OpenSCAD is usually used for 3D modeling. But it also supports a “2D subsystem” for two dimensional drawings (stuff like circle
and square
). This article teaches you how to make stencils and templates that will match your target measurements exactly. For example, you could make a stencil for a painted sign or guideline for a wood project that uses a jigsaw.
What You Need:
- A ruler that uses the same unit of measure as your drawing. If your drawing is in millimeters, use a metric ruler.
- A desktop paper printer.
- An OpenSCAD drawing.
How to Print in OpenSCAD
Printing a drawing in OpenSCAD is simple:
- Create an OpenSCAD project.
- Render it.
- Export as PDF (File -> Export -> Export as PDF).

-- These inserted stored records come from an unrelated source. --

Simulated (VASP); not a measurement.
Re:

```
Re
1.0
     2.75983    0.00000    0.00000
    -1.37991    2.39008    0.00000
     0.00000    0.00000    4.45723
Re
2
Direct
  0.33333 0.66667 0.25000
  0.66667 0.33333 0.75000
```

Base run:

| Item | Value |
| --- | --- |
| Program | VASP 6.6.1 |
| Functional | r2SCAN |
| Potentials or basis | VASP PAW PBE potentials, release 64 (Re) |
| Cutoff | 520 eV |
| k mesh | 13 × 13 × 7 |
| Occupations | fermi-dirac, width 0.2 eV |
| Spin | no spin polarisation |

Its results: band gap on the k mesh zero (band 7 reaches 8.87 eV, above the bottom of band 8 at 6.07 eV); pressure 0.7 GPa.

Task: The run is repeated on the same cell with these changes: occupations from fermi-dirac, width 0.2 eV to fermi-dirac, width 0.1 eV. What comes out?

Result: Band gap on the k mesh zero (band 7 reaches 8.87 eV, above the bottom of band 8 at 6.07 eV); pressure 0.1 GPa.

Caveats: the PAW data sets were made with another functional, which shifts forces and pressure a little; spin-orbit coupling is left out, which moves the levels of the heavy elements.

This is where the problem starts: your drawing is not 100% proportional, and one millimeter in OpenSCAD will NOT equal one millimeter on the paper in most cases.
For example, my printer would shrink 90mm objects down to 80mm. What a rebel!
Fixing Proportions With scale()
Luckily for us, OpenSCAD is aware of the problem with scaling and provides calibration guides. When you export the PDF, it will have a ruler alongside both edges of the paper.
Make a note of how big the guidelines are on the paper:
OPENSCAD_LENGTH = 90;
In my case, the guidelines went from 0 to 90 and -90 alongside the edge of the page. Don’t worry if your guidelines look different.
After that, I took my ruler and measured how long the guidelines actually were in the real world.
PAPER_LENGTH = 80;
As I mentioned, even though the guidelines were supposed to be 90mm, my printer printed them out as 80mm. It’s like my printer wanted to play a game of ‘guess the size’.
Now that I know my real-world size versus OpenSCAD size, I can use the OpenSCAD scale() operation:
scale(OPENSCAD_LENGTH / PAPER_LENGTH) {
// PUT YOUR ORIGINAL OPENSCAD DESIGN HERE
}
At this point, you can export the project as a PDF and print it to paper. Congratulations! You now have a paper stencil/template that is exactly the correct size.
Experiment: Printing Coin-Size Holes
If you want to be sure this process works on your machine, you can try printing US coins onto a paper and lay the coins over the final template to ensure calibration succeeded.
The list below contains the size of common coin sizes (in mm) for US-based readers:
- Quarter - 24.26
- Dime - 17.91
- Nickel - 21.21
- Penny - 19.05
…But I Just Want to Copy/Paste a Snippet
Ok, fine:
OPENSCAD_LENGTH = 90; // FIND THIS ON YOUR PDF OUTPUT!!
PAPER_LENGTH = 80; // DIFFERENT FOR EVERY PRINTER!!!